The Risk of Code Breaking (Including Code Responsible for Testing) Follows Us Everywhere

One thing that is consistent about software is that it and its context can be expected to change. Either the code itself changes some subsystem (like nearby code, a dependency library, or even the operating system or hardware itself) changes. This includes browser automation libraries, libraries we use in test support code, and even test runners themselves. Sometimes changes to internally-developed test support code breaks tests.

If we're lucky we have an idea when code we're responsible for is going to break, based on things like announcements provided by the developers responsible for any libraries that our solution depends on. Sometimes we hear about it through social media, GitHub/ GitLab, or through other professional networks. Sometimes a test elsewhere gives us a clue. That's sometimes, and if we're lucky.

Other times, though, we're not as lucky. For example, even if the authors of the underlying libraries or subsystems tell you what they've changed, it may take some discovery to understand how upstream changes affect test code or even production code.

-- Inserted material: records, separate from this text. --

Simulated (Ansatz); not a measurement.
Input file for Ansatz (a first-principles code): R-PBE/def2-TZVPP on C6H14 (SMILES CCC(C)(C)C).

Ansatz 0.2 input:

The same as with production code, test code is prone to breaking, including along the lines provided above. Evaluating code responsible for testing (including test support code) also provides data that can be used to make business decisions related to the value delivered by a specific build of the system under test. And although not every sort of integration with lower-level libraries or subsystems (browser automation libraries tend to be a good example) leave themselves open to evaluation, finding (or making, were possible) opportunities to gather data where possible can help to make data-driven determinations about the fitness of code responsible for testing to ship.

Catching Issues in Test Code Early Can Help Protect against Unnecessary Complication When Troubleshooting

If we accept that any code (including code responsible for automated testing) is prone to breaking, then we also accept that some amount of troubleshooting and fixing will need to be undertaken to locate the root cause, as well as to propose, implement, and test a fix. The scope of any of this likely relates to the amount of our code used to define the solution. For example, if production code breaks, then the root cause likely has something to do with the system/s the production code implements or depends on. If we can catch that break before shipment (before it's deployed to production), generally that simplifies the amount of work that needs to happen to deliver a fix.

If code used in test automation breaks and we are able to catch it early, then the only system affected by the break is the automated test code. If the same code breaks while evaluating the system under test, we now potentially have at least two moving targets (the system under test and automated test code) that we need to troubleshoot in order to confirm why a test failed. This widens our search base, which likely complicates any efforts to deliver and confirm a fix.

What's more, automated testing is generally a serviceable way to execute regression testing in response to a fix. Lack of automated testing against code removes that option. Any fix to failing test code will likely need to be evaluated manually, if at all.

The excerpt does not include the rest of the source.